Thursday, July 10, 2008

Tired of this...

I really am completely exhausted of existing in such a humdrum way. I sleep, I go to work, occasionally I attend a wedding, party, or visit my parents during the weekends.

I am living this life in the hopes of achieving something better. At times it is discouraging-- like at the moment when I look around and realize I am stagnant, not "getting ahead" as I should be. Just working and barely making ends meet.

I have an escapist personality that hits me at the worst possible times. Usually, it can be quenched with a small trip, maybe to the zoo or a museum, but this is not one of those occasions. I need to be somewhere new and see new things, but the economy is not in my favor, nor is travel in my budget. I am envious of those whose blogs I stumble upon... people my age going on cruises, foreign vacations...

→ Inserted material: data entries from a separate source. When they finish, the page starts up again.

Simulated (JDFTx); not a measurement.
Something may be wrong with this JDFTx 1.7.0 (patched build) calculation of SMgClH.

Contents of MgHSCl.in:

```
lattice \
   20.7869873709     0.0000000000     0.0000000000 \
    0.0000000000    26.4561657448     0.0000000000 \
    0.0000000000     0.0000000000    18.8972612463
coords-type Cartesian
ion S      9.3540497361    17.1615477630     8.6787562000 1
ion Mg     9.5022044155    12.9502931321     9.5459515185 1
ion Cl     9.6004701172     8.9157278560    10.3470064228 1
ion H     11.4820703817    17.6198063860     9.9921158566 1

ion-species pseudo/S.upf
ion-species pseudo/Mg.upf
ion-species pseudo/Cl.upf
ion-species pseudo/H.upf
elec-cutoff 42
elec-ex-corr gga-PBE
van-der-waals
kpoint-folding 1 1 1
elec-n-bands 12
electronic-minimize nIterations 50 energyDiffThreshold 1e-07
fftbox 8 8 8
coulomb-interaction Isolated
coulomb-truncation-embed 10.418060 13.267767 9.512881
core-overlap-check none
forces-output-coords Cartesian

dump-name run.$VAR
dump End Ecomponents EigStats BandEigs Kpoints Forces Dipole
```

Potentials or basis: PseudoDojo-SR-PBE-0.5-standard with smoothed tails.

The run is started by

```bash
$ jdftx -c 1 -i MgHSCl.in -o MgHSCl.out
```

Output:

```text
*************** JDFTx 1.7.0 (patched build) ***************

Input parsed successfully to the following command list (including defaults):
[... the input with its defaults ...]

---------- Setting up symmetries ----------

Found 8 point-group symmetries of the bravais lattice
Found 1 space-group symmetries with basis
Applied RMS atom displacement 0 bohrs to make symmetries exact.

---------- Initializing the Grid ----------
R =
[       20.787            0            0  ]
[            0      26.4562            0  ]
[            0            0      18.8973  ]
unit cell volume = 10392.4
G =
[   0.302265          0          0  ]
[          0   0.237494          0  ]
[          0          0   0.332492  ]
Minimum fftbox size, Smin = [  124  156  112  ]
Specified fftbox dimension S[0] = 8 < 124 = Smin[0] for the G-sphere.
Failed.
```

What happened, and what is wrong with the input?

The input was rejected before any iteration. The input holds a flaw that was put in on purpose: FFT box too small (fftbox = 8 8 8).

I need a vacation. I've never really had a real vacation, unless you count tagging along on my mother and step-fathers Honeymoon to Atlanta, Georgia back in 1998. Unfortunately, finding myself broke in January, I foolishly had all of my vacation time "paid out" to me (about $600 worth) as soon as it was available. I paid bills with it, which I suppose was wise at the time, but now it has left me with this trapped feeling I can do nothing about.

I AM going to NYC in a couple of weeks... hopefully that will quench this feeling for now and I won't find myself selling all my belongings and backpacking through Europe.